Is the process fair?

Brooks Johnson of Monticello, president of Minnesota Bowhunters Inc., has been a vocal critic of the 2005-2007 goal-setting process, and the resulting lowering of deer densities. He has launched the Minnesota Deer Density Initiative to push the DNR to immediately boost the deer population.

Johnson says few hunters knew about the process and its importance. He questions whether they were fairly represented on citizen advisory panels that helped the DNR formulate the goals.

DNR officials counter that the process, like the current one, was transparent and the advisory groups included citizens with varied interests, dominated by hunters.

McInenly, meanwhile, said the DNR will re-examine deer density goals by region over the next three years. Besides the southeast this year, the agency will look at five regions next year and six in 2016. (The DNR set new goals in the southwest and two areas in the northeast in 2012.)

Key to the process is the selection of a citizen advisory team for each region. The DNR solicited volunteers for the southeast, received about 100 applicants and then selected 21 people who will review the deer population in permit areas 341-349, then make recommendations to the DNR.

"We wanted a mix [of advisers]," McInenly said, with varied perspectives from hunters, landowners and others, including government officials. Only three of the 21 don't hunt, she said.

Names of the members are on the DNR's website (http://tinyurl.com/l6l3gbm) along with other details of the process, which McInenly said is an attempt to make it transparent. Public meetings, such as the one in Lake City, also are being held to solicit comments.

McInenly is also taking written comments on the southeast deer goals until Monday at leslie.mcinenly@state.mn.us.

How it will work

McInenly said the DNR will meet twice in March with the advisory group.

"They will make recommendations," she told the crowd in Lake City. "We do have the final decision. But as long as they are ecologically and socially acceptable, you won't see us making revisions to those."

The DNR will solicit public comments on the group's recommendations, then finalize the goals by early May. The same process will be repeated elsewhere.

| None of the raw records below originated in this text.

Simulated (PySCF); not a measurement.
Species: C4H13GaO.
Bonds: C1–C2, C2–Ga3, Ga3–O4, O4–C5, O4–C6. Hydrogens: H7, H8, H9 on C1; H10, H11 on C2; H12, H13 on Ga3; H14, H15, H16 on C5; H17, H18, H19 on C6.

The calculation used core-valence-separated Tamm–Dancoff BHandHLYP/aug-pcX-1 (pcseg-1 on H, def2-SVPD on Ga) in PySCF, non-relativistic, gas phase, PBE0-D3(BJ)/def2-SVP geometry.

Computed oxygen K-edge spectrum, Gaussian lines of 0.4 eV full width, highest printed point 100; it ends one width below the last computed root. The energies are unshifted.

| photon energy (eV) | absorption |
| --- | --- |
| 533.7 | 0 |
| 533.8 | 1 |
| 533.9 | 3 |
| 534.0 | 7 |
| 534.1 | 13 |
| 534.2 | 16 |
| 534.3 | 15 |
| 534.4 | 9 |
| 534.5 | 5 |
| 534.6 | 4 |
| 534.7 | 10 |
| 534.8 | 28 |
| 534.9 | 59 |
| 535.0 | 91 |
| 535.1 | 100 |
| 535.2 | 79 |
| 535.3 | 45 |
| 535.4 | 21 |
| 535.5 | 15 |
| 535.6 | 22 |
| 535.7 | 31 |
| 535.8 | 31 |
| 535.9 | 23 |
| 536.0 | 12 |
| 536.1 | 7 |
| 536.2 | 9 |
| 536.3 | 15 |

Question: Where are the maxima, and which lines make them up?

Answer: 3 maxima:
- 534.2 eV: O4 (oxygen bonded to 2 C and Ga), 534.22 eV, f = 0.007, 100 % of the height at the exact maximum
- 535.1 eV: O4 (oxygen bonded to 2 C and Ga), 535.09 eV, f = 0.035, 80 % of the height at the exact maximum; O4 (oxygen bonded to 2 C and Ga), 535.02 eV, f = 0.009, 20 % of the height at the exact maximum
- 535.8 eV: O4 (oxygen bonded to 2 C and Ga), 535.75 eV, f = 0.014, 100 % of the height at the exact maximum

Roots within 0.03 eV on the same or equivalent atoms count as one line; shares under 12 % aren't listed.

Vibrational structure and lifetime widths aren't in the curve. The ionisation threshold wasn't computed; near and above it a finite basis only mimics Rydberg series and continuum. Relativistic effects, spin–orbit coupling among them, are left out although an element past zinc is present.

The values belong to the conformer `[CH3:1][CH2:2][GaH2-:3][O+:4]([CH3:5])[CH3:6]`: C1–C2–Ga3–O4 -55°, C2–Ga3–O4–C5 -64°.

Jim Vogen, 54, of Chatfield is on the southeast advisory group. He's a longtime hunter and regional director with the Minnesota Deer Hunters Association. "Deer hunting has been important to me all my life," he said.

He said he has a good feeling about the process, but acknowledged it will be impossible to please everyone.

"You'll never get five hunters in one room to agree on anything," he said.

Johnson also attended the meeting and, after hearing McInenly describe the process, said his fears have been somewhat allayed. Marty Stubstad of Rochester, a member of his bowhunting group, was named to the advisory panel.

"We'll see how it plays out," Johnson said.